When you install Bright Cluster Manager on your system, Bright automatically installs the workload manager of your choice, from among the following:
* PBS Professional
* openlava (the open source version of LSF)
* Torque with Moab
* Torque with Maui
* Grid Engine
These workload managers are pre-configured in Bright, some with temporary licences as necessary. No need to waste time integrating and tuning these products— Bright does it for you. That's good news.
More good news: no need to stick with the choice you initially made; you can easily switch from one to another.
This article shows you how to switch workload managers, using an example of moving from SLURM to Torque with the Moab scheduler.

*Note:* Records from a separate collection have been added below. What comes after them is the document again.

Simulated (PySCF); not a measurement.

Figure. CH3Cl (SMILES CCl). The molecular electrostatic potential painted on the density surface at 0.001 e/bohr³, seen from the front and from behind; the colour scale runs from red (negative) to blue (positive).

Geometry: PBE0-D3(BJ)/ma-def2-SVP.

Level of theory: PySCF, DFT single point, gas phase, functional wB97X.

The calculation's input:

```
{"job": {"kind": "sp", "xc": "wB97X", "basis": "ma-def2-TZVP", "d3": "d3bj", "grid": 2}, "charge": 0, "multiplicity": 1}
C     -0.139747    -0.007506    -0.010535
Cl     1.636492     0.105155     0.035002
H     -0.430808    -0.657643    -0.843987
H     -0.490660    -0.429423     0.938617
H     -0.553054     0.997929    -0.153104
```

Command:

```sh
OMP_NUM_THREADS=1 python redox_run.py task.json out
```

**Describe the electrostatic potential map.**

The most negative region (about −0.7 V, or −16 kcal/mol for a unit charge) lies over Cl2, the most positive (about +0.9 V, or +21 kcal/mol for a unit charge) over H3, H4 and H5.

The roles tab of the head node shows that the this cluster is running the SLURM workload manager. The SLURM Server Role is assigned and the backfill scheduler is selected.
Now let's set up Torque.
Use the wlm-setup command to setup the Torque workload manager.
# wlm-setup -w torquemoab -s
Disabling torque services ..... [ OK ]
Creating default torque config ..... [ OK ]
Initializing torque setup ..... [ OK ]
Setting permissions ..... [ OK ]
Updating images ..... [ OK ]
Enabling torque services ..... [ OK ]
The result is that the Torque Server role has now been assigned to the head node, and the Moab scheduler has been selected. Note that the Moab scheduler hasn't yet been installed. We'll do that next.
The Torque Client Role has also been added to all the nodes in the default node category. You can choose to assign nodes to queues by node category as shown here, and you can override this on individual nodes.
You can also specify the number of jobs slots (typically administrators set this to the number of cores per node) and the number of GPUs that are attached to these nodes. All of these settings can be customized on a per-node basis.